January, although not quite over, has been a roller coaster.
Equally good and bad things have transpired over the course of these short 23 days. I am so excited to finally have my house in order. My holiday decorations are cleaned up, I did some redecorating and also made some major purchases. I feel like I am finally on track to start making the home I want to live in, and transitioning from bringing in new, real furniture to cleaning out all of the old things I owned from college. It’s both exciting and sad to be letting go of the past, and embracing the future to come.

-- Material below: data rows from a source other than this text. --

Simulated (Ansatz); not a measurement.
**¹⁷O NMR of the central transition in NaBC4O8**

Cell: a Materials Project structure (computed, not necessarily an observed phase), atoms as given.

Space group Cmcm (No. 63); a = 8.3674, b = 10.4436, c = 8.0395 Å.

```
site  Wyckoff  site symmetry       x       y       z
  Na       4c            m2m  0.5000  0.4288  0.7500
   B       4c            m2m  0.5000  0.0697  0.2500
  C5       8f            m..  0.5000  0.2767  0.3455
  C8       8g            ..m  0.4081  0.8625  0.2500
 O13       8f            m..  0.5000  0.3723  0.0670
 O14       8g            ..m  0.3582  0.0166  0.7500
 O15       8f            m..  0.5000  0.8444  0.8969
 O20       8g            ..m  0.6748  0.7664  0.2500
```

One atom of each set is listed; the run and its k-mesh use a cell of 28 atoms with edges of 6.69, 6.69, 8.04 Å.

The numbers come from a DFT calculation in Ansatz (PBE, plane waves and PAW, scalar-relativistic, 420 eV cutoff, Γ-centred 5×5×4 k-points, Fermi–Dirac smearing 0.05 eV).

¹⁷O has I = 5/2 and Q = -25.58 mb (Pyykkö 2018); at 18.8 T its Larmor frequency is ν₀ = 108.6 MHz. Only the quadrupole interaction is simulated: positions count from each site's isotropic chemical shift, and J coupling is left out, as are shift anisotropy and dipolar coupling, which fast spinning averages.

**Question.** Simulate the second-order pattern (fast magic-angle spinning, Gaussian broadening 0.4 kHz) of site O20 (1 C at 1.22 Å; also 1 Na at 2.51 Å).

I am also happy to announce that I have finally found a yoga studio. Actually, whether it’s wrong or not, I found two. And I feel for both I might be able to do their new member trials and decide which I like better. Hopefully that’s not taboo. I am so enthusiastic to start this. It is long overdue. The yoga dvds that I bought from Target so long ago, that I’ve ben doing in my living room for the last two years are not cutting it anymore. The time has come to venture out, and to be brave and just do it. So I’ve begun.
I am also feeling much more confident in my future job change. I sent out a resume to be looked over by a friend in the industry, and the future prospects of my current job are looking so slim there really doesn’t seem to be anything to miss. Things are just not looking good out there for teachers in my district. But, bright hopes for the future await.
But, the blunders. It seems for every action, there is an equal and opposite reaction. Beside the awful fight Jeremy and I got into this month, which was near relationship ending, and the most horrifying experience of my life, I have to say that things just seem overall stressful. It seems that everything I have been doing for the last 23 days has left a weight on my shoulders. Work has been hard. I have kids who are not stepping up to the plate, and that makes my job much more difficult. The changes happening in the workplace for next year make me all too happy to be acting upon this career change. The planning, grading and day to day for my job has left me exhausted. And things in daily life too.
Perhaps it’s the weather. It’s been blistering cold here in Wisconsin, snowing on and off and everything freezing all the time, but I feel this added pressure to everything I do. Things are getting done, slowly, but the hours I put in for one single day are starting to wear on me slowly. I think this focus on yoga is coming at a perfect time.
I will forge onward. February holds high hopes of relaxation, more enjoyment of my books, and a renewed motivation to continue finishing out the school year. I have been mostly unmotivated to write; finding that I’ve been focusing so much more on reading. Not a bad trade off. I’ve been cooking more, and mostly enjoying things. I am hoping for a fancy and fun February.